The district previously considered placing Oxford’s elementary programs on the same campus with Journey School, an existing charter that uses the former site of Foxborough Elementary in Aliso Viejo. Oxford’s middle schoolers were slated to share space at . those arrangements.

Parent Linda Shepard said Oxford will displace as many as 126 students who will be forced out of their neighborhood school.
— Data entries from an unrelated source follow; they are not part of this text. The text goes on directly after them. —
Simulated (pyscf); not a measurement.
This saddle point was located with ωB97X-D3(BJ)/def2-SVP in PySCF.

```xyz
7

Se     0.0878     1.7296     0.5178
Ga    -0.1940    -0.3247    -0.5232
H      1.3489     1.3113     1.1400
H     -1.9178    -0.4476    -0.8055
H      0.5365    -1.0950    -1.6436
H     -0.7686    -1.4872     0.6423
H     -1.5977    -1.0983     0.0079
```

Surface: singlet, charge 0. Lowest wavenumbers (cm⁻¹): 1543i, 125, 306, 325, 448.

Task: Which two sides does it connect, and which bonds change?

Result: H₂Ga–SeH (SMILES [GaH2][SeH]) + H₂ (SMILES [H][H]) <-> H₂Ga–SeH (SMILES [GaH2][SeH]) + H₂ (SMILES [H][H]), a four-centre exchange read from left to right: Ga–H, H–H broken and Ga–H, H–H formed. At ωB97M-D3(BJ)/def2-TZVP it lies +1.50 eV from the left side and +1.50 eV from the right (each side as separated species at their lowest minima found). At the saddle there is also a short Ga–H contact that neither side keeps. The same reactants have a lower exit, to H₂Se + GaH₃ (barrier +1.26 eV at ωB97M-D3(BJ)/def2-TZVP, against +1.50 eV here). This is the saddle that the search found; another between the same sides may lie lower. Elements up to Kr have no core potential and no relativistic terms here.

“By bringing students from outside of this neighborhood, Oxford will be the driver that forces children in this neighborhood to attend other schools,” Shepard said.

At the beginning of the meeting, when the board members are free to make announcements about items not on the agenda, Trustee John Alpay announced that all seven board members decided to donate to Barcelona Hills’ beautification efforts.

After the meeting, he said the gesture was a “way to show support and to say thank you.”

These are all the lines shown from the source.